It’s the vehicle of Goddess Lakshmi, whose blessings many Indians seek on Deepawali. Ironically, the festival of lights is also when the owl is the most threatened. Every year around Deepawali, these shy, mostly nocturnal birds of prey are trapped and hunted in large numbers as tantriks, sorcerers, and practitioners of black magic use them in occult sacrifice.
In Uttarakhand, whose forests are home to many of the more than two dozen species of owl found in India, the Forest Department has sounded a statewide alert and officials have increased their vigil to try and foil poachers.
Leave of field staff have been cancelled, they have been asked to increase patrolling, and activate informers in and around forests in order to detect suspicious activity.
“Occultists perform certain rituals with owls on Diwali. They also sacrifice the bird to appease Goddess Lakshmi, with the superstition that this would bring them wealth and prosperity,” a senior forest officer said.
“Occultists also extract bones, claws, and feathers of owls and sell them illegally,” the officer said. “Usually, tantriks perform such rituals on the night of Diwali. The poaching of owls, therefore, increases around Diwali.”
The officer said the Department had increased its vigil especially in forest areas with temples, and on the borders of the state to check the entry of poachers and smuggling of the birds. Chief Wildlife Warden J S Suhag confirmed that an alert has been issued to field staff. While the poaching of owls especially around Deepawali has been flagged by wildlife conservationists for over a decade now, the Uttarakhand Forest Department has no recent data on the problem.
In 2019, a total 138 incidents of wildlife crime, including 47 cases of poaching, were recorded in the state, but none of them was related to owls. This year, 88 wildlife crime cases had been registered until October 31, including 37 cases related to poaching, but again, none of them were about owls.
A forest officer in the Haldwani range said that while “there may be no specific registered cases of poaching of owls”, the chances of poaching “definitely increase at the time of Diwali”.
Mohan Singh Rawat, Range Officer, Dehradun Zoo, said, “People usually call me to ask about procedures to adopt different wild animals and birds in the zoo. But before Diwali, most callers ask about owls. I receive seven or eight such calls every day.”
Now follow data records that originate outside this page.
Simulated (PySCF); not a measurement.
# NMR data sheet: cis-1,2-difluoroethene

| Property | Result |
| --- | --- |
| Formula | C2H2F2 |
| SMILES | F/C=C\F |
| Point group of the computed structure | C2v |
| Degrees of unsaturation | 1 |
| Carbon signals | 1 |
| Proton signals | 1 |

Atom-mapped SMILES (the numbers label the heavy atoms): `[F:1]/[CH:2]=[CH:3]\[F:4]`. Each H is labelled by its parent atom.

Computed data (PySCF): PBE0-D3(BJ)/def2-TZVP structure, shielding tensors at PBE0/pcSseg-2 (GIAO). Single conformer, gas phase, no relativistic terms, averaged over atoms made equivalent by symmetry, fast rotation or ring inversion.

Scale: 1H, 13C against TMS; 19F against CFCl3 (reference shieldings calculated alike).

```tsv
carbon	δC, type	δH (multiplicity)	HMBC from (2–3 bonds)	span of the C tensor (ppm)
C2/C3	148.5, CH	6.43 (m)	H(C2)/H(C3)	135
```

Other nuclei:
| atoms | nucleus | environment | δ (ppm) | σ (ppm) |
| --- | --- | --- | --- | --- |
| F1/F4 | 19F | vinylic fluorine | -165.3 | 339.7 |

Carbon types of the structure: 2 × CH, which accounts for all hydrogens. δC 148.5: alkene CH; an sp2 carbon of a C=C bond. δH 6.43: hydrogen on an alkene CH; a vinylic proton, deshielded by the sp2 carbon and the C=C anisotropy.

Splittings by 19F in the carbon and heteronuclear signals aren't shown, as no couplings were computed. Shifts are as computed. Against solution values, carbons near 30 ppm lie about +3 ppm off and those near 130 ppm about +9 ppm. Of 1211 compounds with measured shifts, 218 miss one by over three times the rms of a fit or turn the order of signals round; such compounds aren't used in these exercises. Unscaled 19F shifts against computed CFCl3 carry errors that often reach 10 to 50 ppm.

There are12 owls in the zoo, three of which were adopted recently by people who agreed to pay Rs 5,000 annually for the bird. Once an owl is adopted, the zoo displays the name and address of the adopter outside the enclosure.
Lalit Prasad, a priest in Haridwar, expressed dismay at the idea of killing owls on Deepawali.
“Only tantriks sacrifice owls, and it is wrong. The owl is the vaahan of Goddess Lakshmi, how can you appease Her by killing it?” he said.